Setting Up Your Environment
Python and Pandas for ETL
Handling JSON and CSV Files
Python with AWS SDK (Boto3)
Python & SQL (with SQLite/MySQL)
Data Cleaning with Pandas
Working with APIs in Python
Building Batch Jobs in Python
Real-Time Data Pipelines with Python
Logging & Error Handling in Python
ETL Jobs with Cron and AWS Lambda
Handling JSON and CSV Files in Python for Data Engineering
In the world of data engineering, file formats like JSON and CSV are used almost everywhere—from storing structured records and logging user events to configuring APIs and streaming real-time data. If you’re working with data, chances are you’ll encounter these formats almost daily. Whether you’re building a data pipeline, cleaning raw datasets, or integrating with third-party services, having a solid grasp of how to handle JSON and CSV files in Python is crucial.
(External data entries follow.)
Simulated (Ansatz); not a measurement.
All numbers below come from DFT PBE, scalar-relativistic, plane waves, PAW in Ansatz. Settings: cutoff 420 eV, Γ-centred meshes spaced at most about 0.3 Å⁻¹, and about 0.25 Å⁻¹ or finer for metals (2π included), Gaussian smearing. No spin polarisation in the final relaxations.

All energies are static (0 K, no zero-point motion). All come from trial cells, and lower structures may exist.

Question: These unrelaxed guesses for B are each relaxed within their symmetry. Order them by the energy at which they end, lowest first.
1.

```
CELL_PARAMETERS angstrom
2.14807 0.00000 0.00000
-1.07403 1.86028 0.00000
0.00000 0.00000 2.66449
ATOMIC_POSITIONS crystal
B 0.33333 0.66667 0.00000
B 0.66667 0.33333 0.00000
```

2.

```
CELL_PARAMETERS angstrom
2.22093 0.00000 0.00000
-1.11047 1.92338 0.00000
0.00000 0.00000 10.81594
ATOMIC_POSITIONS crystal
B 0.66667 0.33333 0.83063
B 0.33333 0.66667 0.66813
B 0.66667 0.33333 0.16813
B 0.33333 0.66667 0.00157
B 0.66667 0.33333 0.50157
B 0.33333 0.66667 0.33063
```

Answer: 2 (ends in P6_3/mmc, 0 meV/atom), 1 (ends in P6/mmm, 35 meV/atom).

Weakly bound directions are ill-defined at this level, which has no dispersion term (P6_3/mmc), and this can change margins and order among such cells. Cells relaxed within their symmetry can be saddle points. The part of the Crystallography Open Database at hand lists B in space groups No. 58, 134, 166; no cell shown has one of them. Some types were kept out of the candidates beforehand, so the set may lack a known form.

This comprehensive guide is designed to help you learn how to read, write, transform, and work with JSON and CSV files using Python in a way that’s not just technically sound but also easy to understand—even if you’re relatively new to data engineering. We’ll walk through each concept with clear explanations, real-world examples, and Python code snippets. We’ll also discuss best practices, common pitfalls, and how to prepare your file-handling logic for production environments.
What are CSV Files?
CSV stands for Comma-Separated Values. It’s one of the simplest ways to store structured data in plain text form. Each line in a CSV file corresponds to a row in a table, and each field (column) is separated by a comma.
Why CSV is Important in Data Engineering
-
It’s easy to generate and read.
-
Almost every analytics tool or database supports it.
-
Ideal for simple tabular data and reports.
-
Lightweight and fast to process.
Common Use Cases
-
Exporting reports from databases or tools like Excel.
-
Loading customer data into CRMs or marketing platforms.
-
Ingesting flat files from partners or internal teams.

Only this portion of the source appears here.